The Great Depression was an economical crisis that affected the whole world and left 13 million people unemployed. The entire American banking system almost collapsed with over 5,000 banks going out of business. The causes of the Great Depression are still a subject of great debate among economists today.
• Property and land prices collapsing after a property boom, causing investors to lose money.
• Too many people speculating on the stock market to try and make money quickly.
• Black Tuesday - the stock market crash that happened on October 29, 1929 is considered to be one of the main causes of the depression. Stockholders lost over 40 billion dollars, which had a devastating effect on the world economy.
• Unbalanced distribution of wealth: wealthy Americans owned more than a third of all the American assets. When the economy started to struggle, these people started to hoard the money that caused industries to struggle even more.
• An overabundance of small banks that didn't have enough funds to pay out all the people's savings at once after the stockmarket crash. In the 1920s, bank deposits were not insured and when a bank would fail, all the people who banked there, lost their savings.
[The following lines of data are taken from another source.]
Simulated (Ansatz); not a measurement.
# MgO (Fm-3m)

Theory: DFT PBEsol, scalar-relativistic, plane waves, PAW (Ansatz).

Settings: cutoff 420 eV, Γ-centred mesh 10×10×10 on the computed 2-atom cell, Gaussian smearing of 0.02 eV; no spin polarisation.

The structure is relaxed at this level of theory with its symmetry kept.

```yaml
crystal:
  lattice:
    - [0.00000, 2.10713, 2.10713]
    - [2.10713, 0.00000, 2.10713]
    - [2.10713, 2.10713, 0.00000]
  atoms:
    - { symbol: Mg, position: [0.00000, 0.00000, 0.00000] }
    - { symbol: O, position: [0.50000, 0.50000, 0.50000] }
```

• Reduction in spending. As mentioned before, people stopped spending money after the stock market crash. This meant there were more products that were produced than people were buying, forcing factories to reduce their workforce. With the unemployment rising, spending decreased even more, putting more people out of work, creating an downward spiral.
• America recalling debt from European countries caused the economies of countries that were already struggling financially after the war to collapse.
There are many factors that came to play and that may have contributed to the Great Depression. What is certain is that there was one big domino effect that caused the one economy after the other to struggle, leaving thousands of people without income.